Attached files

file filename
EX-8 - EX-8 - WELLTOWER INC.d406346dex8.htm
EX-5 - EX-5 - WELLTOWER INC.d406346dex5.htm
EX-1.2 - EX-1.2 - WELLTOWER INC.d406346dex12.htm
EX-1.1 - EX-1.1 - WELLTOWER INC.d406346dex11.htm

 

 

UNITED STATES

SECURITIES AND EXCHANGE COMMISSION

Washington, D.C. 20549

 

 

 

FORM 8-K

 

 

 

CURRENT REPORT

Pursuant to Section 13 OR 15(d)

of the Securities Exchange Act of 1934

Date of Report (Date of earliest event reported): July 31, 2017

 

 

 

Welltower Inc.

(Exact name of registrant as specified in its charter)

 

 

 

Delaware   1-8923   34-1096634

(State or other jurisdiction

of incorporation)

 

(Commission

File Number)

 

(IRS Employer

Identification No.)

 

4500 Dorr Street, Toledo, Ohio   43615
(Address of principal executive offices)   (Zip Code)

Registrant’s telephone number, including area code: (419) 247-2800

Not Applicable

(Former name or former address, if changed since last report.)

 

 

 

Check the appropriate box below if the Form 8-K filing is intended to simultaneously satisfy the filing obligation of the registrant under any of the following provisions:

 

Written communications pursuant to Rule 425 under the Securities Act (17 CFR 230.425)

 

Soliciting material pursuant to Rule 14a-12 under the Exchange Act (17 CFR 240.14a-12)

 

Pre-commencement communications pursuant to Rule 14d-2(b) under the Exchange Act (17 CFR 240.14d-2(b))

 

Pre-commencement communications pursuant to Rule 13e-4(c) under the Exchange Act (17 CFR 240.13e-4(c))

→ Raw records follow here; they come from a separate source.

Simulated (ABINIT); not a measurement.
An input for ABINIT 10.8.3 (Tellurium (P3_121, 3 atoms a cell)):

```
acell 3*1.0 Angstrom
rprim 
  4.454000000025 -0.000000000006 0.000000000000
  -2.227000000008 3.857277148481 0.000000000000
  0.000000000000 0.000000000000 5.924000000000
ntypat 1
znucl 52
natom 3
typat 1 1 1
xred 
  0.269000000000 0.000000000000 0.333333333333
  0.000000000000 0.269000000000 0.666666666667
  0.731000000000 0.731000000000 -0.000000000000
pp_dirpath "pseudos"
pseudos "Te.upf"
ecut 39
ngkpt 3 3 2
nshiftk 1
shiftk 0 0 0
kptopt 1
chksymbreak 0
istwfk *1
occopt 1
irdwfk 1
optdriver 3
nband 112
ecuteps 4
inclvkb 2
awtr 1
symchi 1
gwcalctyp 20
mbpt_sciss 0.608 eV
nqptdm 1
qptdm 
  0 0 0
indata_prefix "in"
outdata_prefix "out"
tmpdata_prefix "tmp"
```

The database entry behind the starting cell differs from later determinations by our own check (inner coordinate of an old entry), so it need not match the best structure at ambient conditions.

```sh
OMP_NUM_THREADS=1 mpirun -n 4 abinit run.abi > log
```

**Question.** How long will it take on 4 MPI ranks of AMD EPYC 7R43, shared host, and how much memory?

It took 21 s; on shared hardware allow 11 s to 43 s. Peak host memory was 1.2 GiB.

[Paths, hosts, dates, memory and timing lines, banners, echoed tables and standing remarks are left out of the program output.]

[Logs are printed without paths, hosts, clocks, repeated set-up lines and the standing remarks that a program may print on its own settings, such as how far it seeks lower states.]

Indicate by check mark whether the registrant is an emerging growth company as defined in Rule 405 of the Securities Act of 1933 (§230.405 of this chapter) or Rule 12b-2 of the Securities Exchange Act of 1934 (§240.12b-2 of this chapter).

Emerging growth company    ☐

If an emerging growth company, indicate by check mark if the registrant has elected not to use the extended transition period for complying with any new or revised financial accounting standards provided pursuant to Section 13(a) of the Exchange Act.  ☐

 

 

 


Item 8.01 Other Events.

On July 31, 2017, in connection with its Registration Statement on Form S-3 (File No. 333-203802), effective May 1, 2015, Welltower Inc. (the “Company”) entered into separate amended and restated equity distribution agreements (collectively, the “Equity Distribution Agreements”) with each of Morgan Stanley & Co. LLC, Merrill Lynch, Pierce, Fenner & Smith Incorporated, Goldman Sachs & Co. LLC, UBS Securities LLC and Wells Fargo Securities, LLC (when acting in this capacity, individually, a “Sales Agent” and collectively, the “Sales Agents) as sales agents relating to issuances, offers and sales of shares of the Company’s common stock, par value $1.00 per share (the “Common Stock”). The Company has offered and sold through the Sales Agents under the prior equity distribution agreements 2,986,574 shares of its Common Stock having an aggregate sales price of $215,916,998, and, as a result, $784,083,001 remains available for issuance under the Equity Distribution Agreements.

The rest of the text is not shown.